While a graduate student, I didn't think too hard about customers. As an economist, I believed the market worked and the customers were just one side of that. They were the people who bought stuff from producers. It was a naive (and not very useful) view of the world.
Since I've been working at the Foundation, I've been fascinated how nuanced and profound the idea of a customer can be. I would find myself in reading discussions with Associates where they were wrestling with the question of who their customers are. There's always a sense that donors are customers, but there's also discomfort with that as well. I did not have a good answer for them.

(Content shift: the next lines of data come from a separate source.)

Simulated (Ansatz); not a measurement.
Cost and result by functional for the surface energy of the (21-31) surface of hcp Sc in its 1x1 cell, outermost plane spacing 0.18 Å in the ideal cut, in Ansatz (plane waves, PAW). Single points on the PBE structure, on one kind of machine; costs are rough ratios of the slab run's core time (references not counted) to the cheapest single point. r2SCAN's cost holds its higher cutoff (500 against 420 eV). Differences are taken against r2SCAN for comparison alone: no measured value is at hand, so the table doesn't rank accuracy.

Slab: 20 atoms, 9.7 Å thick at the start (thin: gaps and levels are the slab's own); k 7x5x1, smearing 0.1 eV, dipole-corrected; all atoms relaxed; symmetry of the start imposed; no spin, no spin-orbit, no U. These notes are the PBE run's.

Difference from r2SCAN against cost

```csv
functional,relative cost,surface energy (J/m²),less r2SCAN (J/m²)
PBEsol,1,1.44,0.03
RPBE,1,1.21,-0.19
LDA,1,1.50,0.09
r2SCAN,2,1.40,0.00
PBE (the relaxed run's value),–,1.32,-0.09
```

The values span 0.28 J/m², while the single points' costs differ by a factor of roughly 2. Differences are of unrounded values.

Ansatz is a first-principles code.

Then, one day a wise man named Paul heard a few of us talking about customers in a non-profit world. He looked a little stunned, and then said, "Read the Principle. Really read it." Here's the Foundation's Guiding Principle of Customer Focus: Understand and develop relationships with those who can most effectively advance the Science of LibertyTM.
It was at that point that my mental model of a customer changed. I'd spent months as a new employee in a non-profit searching for an end user. Meanwhile, my customers were all around me, and I didn't realize it.
I'm always looking for ways that I can help others learn and internalize the Guiding Principles. Has "really reading" a Guiding Principle helped you? What have you done to help internalize the Guiding Principles?
I have found a key with guiding principles is to read--and re-read--them, pulling them apart word-by-word if necessary. This is even more necessary when terms that need explanation are used; for example, "economic means" in Value Creation. Without understanding the concept(s) of economic (and political) means, the principle is basically just "work harder." But differentiating economic and political means give a better picture of the responsibility (and real value) of a company that eschews the political for the economical.
And, as you found, you can "live" with a principle for a very long time without figuring out how it fits in the puzzle of a business system. But when it does finally fit, understanding can radiate out and touch other principles, mental models, etc. A key is often having a good guide, as you had with Paul. Our MBM at a plant level would benefit greatly by having "wise ones" handy to push us along in our understanding and implementation.